I remember a Service Tech trying to explain to me why he couldn’t enter a basement that was flooded with water from a ruptured hot water heater. His explanation is he didn’t have anything to cover his shoes.
I also remember another Service Tech trying to share with me why his uniform was so wrinkled and filthy when I met him on the job to do a ride-along. He said that he didn’t have a spare uniform to wear.
Another Tech I met on a callback that he was running was sporting a uniform that was covered with dirt and grime and it was only his second call of the day. I asked him why he looked like he did and he said it got dirty while crawling through the crawl space on the 1st job he’d come from.

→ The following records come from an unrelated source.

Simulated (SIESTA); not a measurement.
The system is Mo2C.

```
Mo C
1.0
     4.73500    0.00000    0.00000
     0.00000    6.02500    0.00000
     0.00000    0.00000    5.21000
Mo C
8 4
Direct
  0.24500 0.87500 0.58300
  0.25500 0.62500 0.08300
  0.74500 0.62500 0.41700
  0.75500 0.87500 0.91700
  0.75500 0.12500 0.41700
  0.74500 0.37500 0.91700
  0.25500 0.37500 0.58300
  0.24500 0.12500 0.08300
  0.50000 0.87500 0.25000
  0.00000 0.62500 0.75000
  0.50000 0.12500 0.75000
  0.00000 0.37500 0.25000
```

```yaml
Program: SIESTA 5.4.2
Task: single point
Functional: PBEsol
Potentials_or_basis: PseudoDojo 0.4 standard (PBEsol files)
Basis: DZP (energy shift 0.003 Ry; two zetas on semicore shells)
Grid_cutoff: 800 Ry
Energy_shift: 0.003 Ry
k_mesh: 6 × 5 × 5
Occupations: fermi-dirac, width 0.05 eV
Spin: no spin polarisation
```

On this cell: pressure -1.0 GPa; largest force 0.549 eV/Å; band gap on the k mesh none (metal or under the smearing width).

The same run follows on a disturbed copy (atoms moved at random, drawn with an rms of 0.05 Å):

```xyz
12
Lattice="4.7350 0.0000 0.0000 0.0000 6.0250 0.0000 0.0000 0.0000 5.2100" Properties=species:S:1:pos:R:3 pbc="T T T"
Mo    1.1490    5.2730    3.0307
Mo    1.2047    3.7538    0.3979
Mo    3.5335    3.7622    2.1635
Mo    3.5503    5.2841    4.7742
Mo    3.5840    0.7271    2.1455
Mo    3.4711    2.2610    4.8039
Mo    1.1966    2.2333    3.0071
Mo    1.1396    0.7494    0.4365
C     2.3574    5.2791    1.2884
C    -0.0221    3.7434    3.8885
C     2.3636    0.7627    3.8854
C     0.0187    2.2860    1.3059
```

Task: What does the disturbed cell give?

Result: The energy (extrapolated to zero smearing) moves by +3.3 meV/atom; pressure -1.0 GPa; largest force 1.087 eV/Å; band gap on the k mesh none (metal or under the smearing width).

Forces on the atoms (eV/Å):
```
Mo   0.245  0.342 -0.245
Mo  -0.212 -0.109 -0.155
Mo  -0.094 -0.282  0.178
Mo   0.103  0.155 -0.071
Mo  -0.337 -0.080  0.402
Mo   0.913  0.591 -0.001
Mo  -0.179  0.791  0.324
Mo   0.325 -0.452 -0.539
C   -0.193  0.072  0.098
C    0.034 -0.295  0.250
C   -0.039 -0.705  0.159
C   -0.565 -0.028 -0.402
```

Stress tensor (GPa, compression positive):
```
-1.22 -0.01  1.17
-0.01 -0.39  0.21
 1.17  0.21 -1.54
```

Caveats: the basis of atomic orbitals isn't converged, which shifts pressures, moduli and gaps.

One day, I got a call while sitting at the Dispatcher’s desk from a Tech out on a job that he didn’t have any more invoices in his truck to write out what he had done on this job so he wrote it all out on the back of a piece of notebook paper he had gotten from the customer.
Finally, a little time later after that incident, another Service Tech was out on a job and he had just left the customer’s home having completed the annual maintenance tune-up. It was our company policy to drop by periodically and spot check after one of our tune-ups were done to make sure that the company standards were being maintained. When I arrived on this job, I immediately saw that there were no company valve tags and there were still some old stickers from the previous service company visible. All of which was not permissible per company procedures. When I corned the Tech about it, he shrugged his shoulders and told me he had just run out of the valve tags and sticker yesterday.
I had had enough!
That’s why I worked with my brother, Richie, and our Service Manager to create the model clothing bin and the model paperwork container that every vehicle would carry from here on out.
We found a big enough bin [12” high X 12” wide X 18” deep] that we all liked. It had a center opening cover [see photo below]. In that bin, we put in the following clothing and safety items:
- A pair of coveralls that were to be worn whenever a Tech would be in a crawl space or any place the uniform could get dirty.
- A spare uniform shirt and uniform pants.
- 12” high rain boots.
- A pair of safety goggles.
- A pair of knee pads.
We then moved on to selecting a model “paperwork” bin that was to be attached to the bulkhead of the cab of each vehicle that had specific items we deemed necessary for them to work [see photo below]. The following is what the bin contained:
- 1 Insurance Card
- 1 Vehicle Registration
- 10 Company Refrigerator Magnets
- 25 Company Business Cards
- 5 Company Survey per Trade
- 5 Extra Blank Menus [Observation and Findings Sheets]
- 5 Extra Blank Service Invoices
- 5 Company Service Agreements
- 5 Complete Sets of Valve Tags
- 15 Company Stickers
- 1 Tech Operations Manual
- 1 Flat-rate Price Guide
- 5 Pens
- 2 Accident Report Forms
- 5 Company Presentation Folders
- 20 Company Specific Brochures
- 5 Each of Key Product Brochures
The nice thing about this paperwork bin is it had easy access being mounted to the bulkhead away from the driver’s seat and the bin snapped closed so a coffee or soda spill won’t destroy the contents.
Give it a try and I’ll be you’ll love it!